Today is one of those mornings that, when I wake up, I immediately have to reach for the pill bottle. I have to force myself to only take one, to wait and see if one pill is good enough. "I'll wait for half an hour before taking the next," I promise myself. My brows furrow slightly as I stare at the ceiling. I check the time every couple of minutes, hoping for the pain to subside.
Waking up is hard enough, but the pain makes it worse. I start surfacing to consciousness, only for my mind to realize the pain I am in. My immediate reaction is to try to retreat back to sleep, so that I can spend another hour with oblivion, rather than the gnawing in my leg. If I'm lucky, I can return to unconsciousness. If I'm not, the pain will take hold and keep me awake, every twist and turn I make to find some comfort only serving to tear ever deeper into my side. I'm sure there is a metaphor in this about the greater experience of life being merely an uncomfortable search for comfort, or being a path of trials to achieve peace.
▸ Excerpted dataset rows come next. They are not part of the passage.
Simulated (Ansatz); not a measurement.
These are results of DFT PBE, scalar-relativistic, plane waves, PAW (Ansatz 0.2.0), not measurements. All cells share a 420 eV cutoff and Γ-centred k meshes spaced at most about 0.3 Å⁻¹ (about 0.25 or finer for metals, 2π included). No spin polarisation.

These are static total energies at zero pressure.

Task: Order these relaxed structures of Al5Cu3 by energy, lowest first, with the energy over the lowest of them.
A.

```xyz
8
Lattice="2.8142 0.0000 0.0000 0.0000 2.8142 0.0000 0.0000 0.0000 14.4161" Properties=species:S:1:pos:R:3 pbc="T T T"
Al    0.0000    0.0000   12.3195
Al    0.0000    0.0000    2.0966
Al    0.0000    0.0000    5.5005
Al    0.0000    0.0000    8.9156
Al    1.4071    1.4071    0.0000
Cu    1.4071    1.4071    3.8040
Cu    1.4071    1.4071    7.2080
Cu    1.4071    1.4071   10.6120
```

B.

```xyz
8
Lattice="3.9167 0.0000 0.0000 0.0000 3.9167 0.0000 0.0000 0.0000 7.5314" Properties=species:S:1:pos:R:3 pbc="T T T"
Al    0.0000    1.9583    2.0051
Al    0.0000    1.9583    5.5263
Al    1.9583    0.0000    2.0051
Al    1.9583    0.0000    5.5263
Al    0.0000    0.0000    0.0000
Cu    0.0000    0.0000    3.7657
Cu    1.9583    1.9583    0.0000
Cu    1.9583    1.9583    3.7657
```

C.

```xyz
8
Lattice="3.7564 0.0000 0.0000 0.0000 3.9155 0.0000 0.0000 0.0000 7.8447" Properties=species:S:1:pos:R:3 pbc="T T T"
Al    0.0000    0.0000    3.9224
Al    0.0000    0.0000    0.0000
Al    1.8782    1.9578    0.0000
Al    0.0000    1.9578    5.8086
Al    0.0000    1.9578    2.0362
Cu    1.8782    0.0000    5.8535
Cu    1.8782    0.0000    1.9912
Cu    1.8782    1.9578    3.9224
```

The half hour passes. I take another pill. I stare out my window, watching the trees sway and people walk down the sidewalk. A fight breaks out. Two men, three women. One of the men and one of the women drove up in a car to confront my neighbors who live across the street. The man from the car is dressed in a nice button up and slacks, everyone else is in pajamas. They all look like fools, wrestling on the ground. Police come after the couple in the car have departed.
The diversion serves as an anesthetic, but only briefly. As the view outside resolves once again into normalcy. My pill bottle catches my eye. It sits on the window sill, about two feet from my head, which rest on my pillow for the vast majority of my day. It's always there. It needs to be.